This includes the two intermeeting inflation reports, with both showing that disinflation progress in Canada has remained undisturbed for more than a quarter. In fact, April’s anomalous payrolls report provides the sole exception to this pattern, but even then we would recommend viewing that data in the context of an unemployment rate that returned to levels last seen in 2017.

As a result, given the evolution of the Canadian inflation data, and the broader context of the economy operating with excess supply, we think the Bank’s confidence threshold to cut rates has been reached and continue to look for a rate cut at the next meeting on June 5th.
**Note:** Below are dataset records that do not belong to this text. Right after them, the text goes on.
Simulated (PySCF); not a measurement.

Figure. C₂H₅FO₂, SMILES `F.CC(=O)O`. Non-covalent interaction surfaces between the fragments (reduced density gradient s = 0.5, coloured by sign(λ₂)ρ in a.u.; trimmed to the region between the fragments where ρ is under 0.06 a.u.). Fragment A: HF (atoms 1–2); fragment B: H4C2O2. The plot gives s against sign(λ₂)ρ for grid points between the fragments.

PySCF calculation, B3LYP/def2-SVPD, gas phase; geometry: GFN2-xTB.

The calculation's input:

Moreover, with the totality of the data suggesting that the Canadian economy remains cyclically weak, with that spilling over into firms’ hiring and pricing behaviours, we expect the Bank to cut rates again on September 4th, leaving them to cut rates twice before the Fed begins to move. While markets have converged on our view, with CAD swaps now pricing a rate cut next month at 60% as opposed to a coinflip, and implying a 73% chance of two rate cuts in the next three meetings, we still think there remains scope for Canadian rates to turn more dovish in the coming weeks.

With only Canadian GDP data due before the BoC next meets on June 5th, however, investors might have to wait until the next policy meeting to see USDCAD break back above the 1.37 handle and threaten to breach 1.38 once again.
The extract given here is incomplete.